Hayek (1899-1992) is best known today for his vigorous defense of classical liberalism. However, he saw himself as primarily an economist, carrying on the neoclassical macro tradition. His careful analysis with in that framework of the role played by changing prices in the rational coordination of agent plans is recognized as an important contribution to stabilization theory. I believe that he constructed, remarkably early in his career, the best business-cycle model produced by the famous Austrian School. He shared the 1974 Economics Nobel Prize for his “pioneering work in the theory of money and economic fluctuations and… penetrating analysis of the inter-dependence of economic, social and institutional phenomena”.
Original Great Idea
In his The Clash of Economic Ideas (2012), Lawrence White captures the essence of Austrian School business cycles: “The Mises-Hayek theory was first and foremost a theory of the ‘upper turning point’; it aimed to explain why the cheap-credit boom must give way to bust…. The recession is a corrective period in which the needed readjustments take place. The firms that made nonviable investments must wind them down, perhaps go bankrupt, laying off workers and idling machines, leading to above-normal unemployment and unused capacity until those workers and machines are reabsorbed into more sustainable employment elsewhere. The more rapidly the economy adjusts wages and prices and reallocates resources, the shorter the recession will be.” (pp.76-77)

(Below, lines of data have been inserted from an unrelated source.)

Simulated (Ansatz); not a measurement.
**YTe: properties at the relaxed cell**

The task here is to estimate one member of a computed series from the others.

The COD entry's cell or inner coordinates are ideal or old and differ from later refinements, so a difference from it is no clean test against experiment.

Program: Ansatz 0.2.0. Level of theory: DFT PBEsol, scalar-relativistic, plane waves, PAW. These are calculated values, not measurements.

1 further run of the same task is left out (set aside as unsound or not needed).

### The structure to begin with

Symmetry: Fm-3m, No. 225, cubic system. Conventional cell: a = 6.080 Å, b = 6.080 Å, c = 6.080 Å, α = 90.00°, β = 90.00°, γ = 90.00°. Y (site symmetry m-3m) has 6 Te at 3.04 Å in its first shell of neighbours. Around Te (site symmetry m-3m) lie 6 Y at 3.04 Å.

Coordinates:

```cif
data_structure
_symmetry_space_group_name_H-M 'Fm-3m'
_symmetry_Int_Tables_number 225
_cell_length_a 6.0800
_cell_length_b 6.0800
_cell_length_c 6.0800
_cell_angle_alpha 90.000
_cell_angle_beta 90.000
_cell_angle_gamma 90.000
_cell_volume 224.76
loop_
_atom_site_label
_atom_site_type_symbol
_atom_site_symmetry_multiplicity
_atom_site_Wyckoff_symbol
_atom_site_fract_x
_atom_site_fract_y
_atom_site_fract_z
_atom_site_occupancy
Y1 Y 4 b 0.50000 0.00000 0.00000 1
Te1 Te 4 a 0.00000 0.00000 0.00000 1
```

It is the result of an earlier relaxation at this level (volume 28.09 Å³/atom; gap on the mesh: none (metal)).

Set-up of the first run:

Hayek’s model can be understood as an early detailed version of the market-centric general-equilibrium model of business cycles (enriched by rational market frictions) that dominates New Keynesian thinking today Throughout its existence, neoclassical macro theory has never microfounded meaningful wage rigidity (MWR) and, therefore, could never explain involuntary job loss and other critical characteristics of recessions in modern highly-specialized economies
GEM Helping Hand
Hayek published his business-cycle theory in 1931. Criticism of his market-equilibrium model was increasingly vigorous as the Great Depression persisted. The cyclical lengthening and shortening of the structure of production, an unlikely cause of garden-variety recessions, cannot possibly account for the size and nature of employment-production variations in the dramatic 1930s collapse. However, a lesser ambition of the Austrian School, i.e., describing the role of unfulfilled expectations with respect to investment projects toward the end of credit expansions, is much more plausible and helps elucidate some recurring characteristics of periodic macro instability. That the evidence indicates that confidence-rooted modeling of investment expectations powerfully motivates acute instability provides common ground for Keynesian and Austrian macrodynamics.
Hayek eventually later apologized for his Depression-era stabilization advice (1975), especially his opposition to monetary expansion to counter deflation, which he attributed to his naïveté about the nature of labor pricing in increasingly specialized economies: “At that time [early 1930s] I believed that a process of deflation of some short duration might break the rigidity of wages which I thought was incompatible with a functioning economy. Perhaps I should have even then understood that this possibility no longer existed.”
The most useful helping hand for Hayek is provided the GEM Project’s microfounded meaningful wage rigidity (MWR). Given rationally suppressed labor-price recontracting in information-challenged workplaces, sufficiently adverse nominal-demand disturbances induce forced layoffs and same-direction changes in employment and output. Combined with the necessarily long lag from the onset of chronically high unemployment to wage givebacks, Hayek would have had a much more powerful take on the Great Depression.
Is the Game Worth the Candle?
Yes, if for no other reason than to facilitate the use of Hayek’s model to help describe cyclical activity of firms that can effectively monitor employee on-the-job behavior. Cumulative score of the Helping-Hand game: Worth it: 11 (Lewis, Solow, Harris-Todaro, Bernanke, Lucas, Samuelson, Kerr et al, Okun, Hicks, Sraffa, Hayek). Not worth it: 0.